Group sales for the third quarter of 2006 were EUR 5.3 billion, an 11% increase compared to the same quarter last year (also 11% organically). Organic growth excludes the impact of currency and acquisitions. Revenues in the professional business grew 15% (11% organically), while Office and Industrial added 10% on a reported and organic basis.
Gross margin improved 40 bps to 17.2% versus the third quarter of 2005 mainly due to the acquisition of DIS AG as well as the positive impact from the permanent placement business. In the Office and Industrial business, Adecco enhanced gross margin by 30 bps to 15.7% compared to the same period last year, while in the professional business gross margin was raised by 70 bps to 24.9%.
Selling, General and Administrative Expenses (SG&A)
On a reported basis SG&A increased by 9% for the quarter. SG&A as a percentage of sales dropped 30 bps to 12.6% (Q3 2005: 12.9%) and by 50 bps organically. On an organic basis SG&A grew 7%, the office network 5% (+340 offices) and FTEs 4% (+1,200 FTEs) compared to the same quarter last year. At the end of the third quarter Adecco had over 35,000 FTEs and over 6,700 offices.
Operating income for the third quarter 2006 was EUR 243 million, an increase of 31% (25% organically). Operating income margin improved 70bps to 4.6% versus 3.9% for the same period last year.
Interest Expense and Other Income / (Expenses), net
Interest expense was EUR 14 million in the period, which is EUR 2 million more than in the third quarter 2005 mainly due to a higher gross debt position. Interest expenses are expected to be approximately EUR 52 million for the full year 2006. Other Income / (Expenses), net were EUR 5 million. This is a EUR 4 million improvement versus the same quarter last year mainly due to lower hedging expenses.
Provision for Income Taxes
The effective tax rate in the third quarter was 29% compared with 32% in the same period last year. For the full year 2006, Adecco continues to expect an underlying effective tax rate of approximately 29%.
Net Income and EPS
Net income was up 38% to EUR 164 million in the third quarter of the year (Q3 2005: EUR 119 million), which represents a net income margin improvement of 60 bps to 3.1%. Basic EPS was EUR 0.88 (Q3 2005: EUR 0.64).

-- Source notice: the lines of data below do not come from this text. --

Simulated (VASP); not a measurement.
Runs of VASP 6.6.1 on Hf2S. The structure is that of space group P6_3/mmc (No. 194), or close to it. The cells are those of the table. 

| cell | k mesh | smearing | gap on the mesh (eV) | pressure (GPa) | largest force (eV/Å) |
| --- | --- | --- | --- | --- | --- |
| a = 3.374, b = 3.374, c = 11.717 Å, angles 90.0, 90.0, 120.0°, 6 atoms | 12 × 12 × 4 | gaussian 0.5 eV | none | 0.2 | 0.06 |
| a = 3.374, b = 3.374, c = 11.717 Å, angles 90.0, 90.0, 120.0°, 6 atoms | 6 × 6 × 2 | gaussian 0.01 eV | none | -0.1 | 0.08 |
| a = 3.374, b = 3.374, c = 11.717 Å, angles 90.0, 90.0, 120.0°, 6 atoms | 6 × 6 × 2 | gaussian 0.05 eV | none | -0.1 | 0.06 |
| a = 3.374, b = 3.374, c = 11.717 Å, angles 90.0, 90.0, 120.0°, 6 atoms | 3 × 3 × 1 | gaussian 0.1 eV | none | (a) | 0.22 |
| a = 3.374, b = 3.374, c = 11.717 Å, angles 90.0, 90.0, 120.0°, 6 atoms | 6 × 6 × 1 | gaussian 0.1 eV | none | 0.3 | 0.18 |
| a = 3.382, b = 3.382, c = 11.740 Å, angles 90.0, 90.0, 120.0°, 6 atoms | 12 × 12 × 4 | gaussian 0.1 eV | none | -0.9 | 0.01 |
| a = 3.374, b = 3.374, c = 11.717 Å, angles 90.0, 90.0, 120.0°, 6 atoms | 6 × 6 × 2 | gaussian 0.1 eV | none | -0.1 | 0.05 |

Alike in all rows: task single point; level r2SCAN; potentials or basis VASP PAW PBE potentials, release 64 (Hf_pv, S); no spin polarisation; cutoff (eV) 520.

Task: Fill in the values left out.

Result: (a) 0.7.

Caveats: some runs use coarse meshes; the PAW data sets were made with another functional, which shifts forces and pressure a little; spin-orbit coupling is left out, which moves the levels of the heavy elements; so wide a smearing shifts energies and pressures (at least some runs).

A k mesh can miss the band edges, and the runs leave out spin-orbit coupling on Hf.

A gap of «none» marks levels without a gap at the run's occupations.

Balance Sheet, Cash-flow, and Net Debt
The Group generated EUR 480 million of operating cash flow in the first nine months of 2006, compared with EUR 158 million in the first nine months of 2005. The main reasons for this increase are a higher net income as well as the timing of cash payments due to an additional trading week in previous periods. Net debt increased by EUR 316 million to EUR 740 million at the end of September 2006 compared to the year end of 2005. This increase was mainly due to the purchase of DIS AG (EUR 552 million net of cash acquired) and treasury shares (EUR 43 million), capital expenditures (EUR 58 million) as well as the payment of dividends (EUR 120 million including withholding tax), partially compensated by the operating cash flow. In the first nine months of 2006 DSO improved 1 day to 59 days compared to same period last year.
Currency fluctuations had a 2% negative impact on the third quarter's revenues and operating income mainly due to the weakness of the US dollar and the Japanese yen.